The Mudcat Café TM
Thread #120729   Message #2628536
Posted By: Jim Carroll
10-May-09 - 05:37 PM
Thread Name: 'Our' Music - How Did That Happen?
Subject: RE: 'Our' Music - How Did That Happen?
Sorry Richard - you'll have to explain - where is the juvenile name calling in your quote? Would appreciate clarification.
The music is 'ours' because nobody else wanted it.
MacColl, Lloyd, Lomax et al took it up, encouraged others to do so, and those who did put it on the map more or less the way they found it - no orchestration, no massed choirs - just a few adaptations to make it acceptable and accesssible - and for a long time it worked.

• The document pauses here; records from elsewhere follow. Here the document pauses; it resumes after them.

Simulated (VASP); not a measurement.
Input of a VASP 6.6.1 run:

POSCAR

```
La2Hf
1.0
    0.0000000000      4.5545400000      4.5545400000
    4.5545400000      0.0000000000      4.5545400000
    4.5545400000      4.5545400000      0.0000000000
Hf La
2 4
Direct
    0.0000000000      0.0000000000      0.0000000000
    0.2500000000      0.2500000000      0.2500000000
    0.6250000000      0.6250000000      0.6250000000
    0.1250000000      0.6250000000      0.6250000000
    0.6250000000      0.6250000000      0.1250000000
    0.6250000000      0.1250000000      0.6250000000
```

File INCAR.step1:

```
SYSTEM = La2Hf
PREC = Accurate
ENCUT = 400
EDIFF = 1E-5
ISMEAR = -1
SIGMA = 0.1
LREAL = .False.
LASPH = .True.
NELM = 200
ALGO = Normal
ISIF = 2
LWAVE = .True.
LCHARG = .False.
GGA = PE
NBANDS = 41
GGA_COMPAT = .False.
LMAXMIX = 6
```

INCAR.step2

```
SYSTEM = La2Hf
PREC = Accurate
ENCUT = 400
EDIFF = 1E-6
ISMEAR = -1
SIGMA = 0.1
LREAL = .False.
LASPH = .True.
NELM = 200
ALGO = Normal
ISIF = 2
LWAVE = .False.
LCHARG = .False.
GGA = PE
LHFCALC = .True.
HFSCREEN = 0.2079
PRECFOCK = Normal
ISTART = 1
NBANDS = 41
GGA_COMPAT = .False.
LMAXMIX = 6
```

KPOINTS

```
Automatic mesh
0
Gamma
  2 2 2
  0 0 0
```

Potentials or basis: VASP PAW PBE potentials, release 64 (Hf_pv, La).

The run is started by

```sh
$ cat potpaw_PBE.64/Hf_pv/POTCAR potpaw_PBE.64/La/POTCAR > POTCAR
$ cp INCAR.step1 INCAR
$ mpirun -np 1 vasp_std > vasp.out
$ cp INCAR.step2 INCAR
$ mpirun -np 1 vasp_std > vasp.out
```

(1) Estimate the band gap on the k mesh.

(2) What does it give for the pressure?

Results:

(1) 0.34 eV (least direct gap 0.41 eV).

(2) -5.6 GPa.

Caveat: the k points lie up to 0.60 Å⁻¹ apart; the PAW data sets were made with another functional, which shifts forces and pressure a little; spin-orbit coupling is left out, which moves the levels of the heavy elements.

You don't have to be working class to enjoy it, but its a pretty safe bet that it originated and was perpetuated by the 'lower' classes.
Over the last century our sources for folk songs have mainly been land labourers, small farmers, fishermen, carpenters (like Walter Pardon).
We worked for thirty years with Travellers - the bottom of the social heap, with Irish building workers, rural labourers - they were the people who retained the songs.
It's also a safe bet that it was people like these who made the songs in the first place - who else could paint the realistic pictures of life at sea as in that repertoire, of working on the farms in the North-East of Scotland as portrayed in the bothy songs.... insiders views. Who else could use the vernacular the way it is used in the songs?
Bert Lloyd was probably right when he suggested that one of the reasons that folk songs were anonymous was that the authors were too poor and unimport to be acknowleged.